I'm wondering which is the quickest and cleanest way to finish myself off.— Norman
Well don't get married. That's long and messy.— Reg in Living Together.
What a wonderful day in the theatre we had to see Alan Ayckbourn's 1973 trilogy, The Norman Conquests!

The first astonishing impact was the revised CQS space at The Old Vic where Kevin Spacey is the Artistic Director. The proscenium arch theatre has been re-organised so that the playing area is a circular stage with audience seating all around it. The design is very clever and we are excited that the plays are to be staged in the round all season. Above the circular playing area is a scene of English countryside with trees and a cricket pitch and houses with gardens on a disc as large as the stage, like the setting for a model railway, and with windows that light up at night time. On this disc, a projected clock with roman numerals shows the passing of time. When the model houses rise, we see their exact landscaped equivalent underneath forming a double sided canopy for the actors' context.

Ayckbourn's plays are peculiarly English as part of Englishness as the green landscape. They are closely observed masterpieces of English idiosyncratic behaviour and quirkiness. It may be for this reason their subtlety is less appreciated abroad. While the plays are comedies they also have small tragedies very close to the surface and the delicate juxtaposition of the two is thought provoking.

Each plays features the same five people in one family and the local vet. While mother is unseen upstairs, Sarah (Amanda Root) and Reg (Paul Ritter) have come to look after her for the weekend so that Annie (Jessica Hynes) can get away for a break. The only problem is that Annie is off for a saucy weekend with her brother in law Norman (Stephen Mangan) who is married to Annie and Reg's sister, Ruth (Amelia Bullimore). Annie's lukewarm suitor, the neighboring vet, Tom (Ben Miles) completes the sextet. Annie and Norman had a passionate encounter on the brown shag pile rug one Christmas and this "dirty weekend" was planned. Annie was hoping to get to the seaside at Hastings but as the hotels were all full, Norman has settled on suburban East Grinstead instead. With the revelations to all, except Tom who doesn't get it, of what was planned, the weekend is cancelled and everyone stays with mother. Norman's wife Ruth is summoned to join them.

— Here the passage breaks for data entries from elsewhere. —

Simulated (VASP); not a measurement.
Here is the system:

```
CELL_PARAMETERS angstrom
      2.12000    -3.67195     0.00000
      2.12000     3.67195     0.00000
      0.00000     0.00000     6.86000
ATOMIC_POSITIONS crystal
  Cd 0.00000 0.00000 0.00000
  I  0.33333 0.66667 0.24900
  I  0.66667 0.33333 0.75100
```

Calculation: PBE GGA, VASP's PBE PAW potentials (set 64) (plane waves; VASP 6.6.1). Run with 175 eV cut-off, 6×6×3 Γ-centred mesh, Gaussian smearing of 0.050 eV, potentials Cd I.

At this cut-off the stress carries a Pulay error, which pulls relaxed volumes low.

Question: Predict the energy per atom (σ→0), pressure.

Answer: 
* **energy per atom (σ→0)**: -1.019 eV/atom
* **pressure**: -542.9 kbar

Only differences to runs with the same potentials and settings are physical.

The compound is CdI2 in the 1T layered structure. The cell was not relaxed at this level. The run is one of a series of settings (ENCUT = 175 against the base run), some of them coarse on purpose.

The first play I saw is called Table Manners and takes place in the dining room, setting up a description of everyone, but concentrates on Sarah's controlling and manipulative behaviour as she tries to find out about and prevent Annie's planned weekend with Norman. Ruth arrives, tight, thin and swooping down like a predator to peer at things because she won't wear her glasses. This play has a wonderful evening meal where one guest, Tom, has to sit on a very small chair so that his chin is almost resting on the table top. Norman, dressed in one of his dead father in law's oversized suits, has been imbibing the delicious parsnip and dandelion homemade wine, and refers to Tom as the little fellow as if he were a child. Now you can see these plays in any order but you will get a different portrait of the characters, a change in emphasis, depending on which you see first. Under attack for his bad behaviour, Norman forms the most unlikely alliance with Sarah which turns into a flirtation. As it turns out, Sarah, who feels hard done by, would welcome an opportunity to relax and is actually thrilled with the frisson of an affair with Norman.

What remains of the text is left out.